Boost's direction regarding UTF8 -> UTF32 and UTF32 -> UTF8

newer
[boost][exception] Wide-character...

Rodrigo Madera

23 Jun 2010 23 Jun '10

7:40 p.m.

Dear boosters, What is the consensus on best-practice regarding the conversion of UTFx to/from UTFy? I see that Boost Regex uses ICU for some conversions, but is there any user exported interface for conversions? There are several points in which being able to convert between UTFs is interesting. While I could stick to one of the several solutions and façades on the Web (including some Boost Vault projects), I would rather know the current community opinion on the subject. Any sandbox and/or vault projects that catched any veterans eyes? Kind regards, Rodrigo

Attachments:

attachment.html (text/html — 743 bytes)

Show replies by date

Klaim

23 Jun 23 Jun

10:55 p.m.

New subject: Boost's direction regarding UTF8 -> UTF32 and UTF32 -> UTF8

(noob here) Maybe boost::locale ? http://cppcms.sourceforge.net/boost_locale/html/index.html On Wed, Jun 23, 2010 at 21:40, Rodrigo Madera <rodrigo.madera@gmail.com>wrote:

...

John Maddock

24 Jun 24 Jun

8:50 a.m.

New subject: Boost's direction regarding UTF8 -> UTF32 and UTF32-> UTF8

...

What is the consensus on best-practice regarding the conversion of UTFx to/from UTFy?

Consensus? Hardly any yet I'm afraid.

...

I see that Boost Regex uses ICU for some conversions, but is there any user exported interface for conversions?
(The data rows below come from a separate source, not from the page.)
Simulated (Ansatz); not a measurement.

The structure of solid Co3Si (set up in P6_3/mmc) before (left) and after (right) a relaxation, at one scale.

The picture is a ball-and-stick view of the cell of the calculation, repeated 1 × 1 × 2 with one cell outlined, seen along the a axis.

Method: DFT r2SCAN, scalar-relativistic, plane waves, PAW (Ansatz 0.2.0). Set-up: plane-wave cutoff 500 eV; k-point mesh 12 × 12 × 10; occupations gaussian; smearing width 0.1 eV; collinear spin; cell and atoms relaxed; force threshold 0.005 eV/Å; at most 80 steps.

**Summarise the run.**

Actually regex doesn't need ICU for that - it uses the iterators in boost/regex/pending/unicode_iterator.hpp most of the available conversions are supported there I think. HTH, John.

Joel de Guzman

9:36 a.m.

New subject: Boost's direction regarding UTF8 -> UTF32 and UTF32-> UTF8

On 6/24/10 4:50 PM, John Maddock wrote:

...

John, we use those iterators a lot now. Yet, it's been "pending" for many years. Isn't it about time for them to graduate from the "pending" state? :-) Regards, -- Joel de Guzman http://www.boostpro.com http://spirit.sf.net

John Maddock

3:58 p.m.

New subject: Boost's direction regarding UTF8 -> UTF32 andUTF32-> UTF8

...

Sigh. Well I've been hoping that someone else would produce a "proper" Unicode library to take care of this... John.

Mathias Gaunard

9:49 a.m.

New subject: Boost's direction regarding UTF8 -> UTF32 and UTF32 -> UTF8

Rodrigo Madera wrote:

...

There are John Maddock's iterator adapters, those of the Boost.Unicode library under development that are similar to them, and there is also Boost.Locale, another library under development that is a frontend to ICU, that provides function to do conversions (but it works with memory buffers).

Rodrigo Madera

12:17 p.m.

New subject: Boost's direction regarding UTF8 -> UTF32 and UTF32 -> UTF8

...

I see that Maddock's adapters does the job, but does it provide the reliability of ICU? For example, when it comes to round-trip conversions? Not that I doubt the library, it's just that it looks like a subset of a bigger domain. If it's been tested and deemed appropriate, I think it suffices for me. Any comments on the review schedule for Boost.Locale and Boost.Unicode? It seemed as if they compete on some points. Thank you for your kind input, Rodrigo

Cory Nelson

1:58 p.m.

New subject: Boost's direction regarding UTF8 -> UTF32 and UTF32 -> UTF8

On Thu, Jun 24, 2010 at 5:17 AM, Rodrigo Madera <rodrigo.madera@gmail.com> wrote:

...

Each code point only has a single valid representation in any of the UTF encodings, so anything but perfect round-trip transcoding would be a bug. Overlong encodings are invalid, and normalization forms are a separate issue outside of UTF transcoding. -- Cory Nelson http://int64.org

Mathias Gaunard

2:28 p.m.

New subject: Boost's direction regarding UTF8 -> UTF32 and UTF32 -> UTF8

Rodrigo Madera wrote:

...

They could result in undefined behaviour when given invalid UTF input at the end of the string. So not very reliable, no.

...

Any comments on the review schedule for Boost.Locale and Boost.Unicode? It seemed as if they compete on some points.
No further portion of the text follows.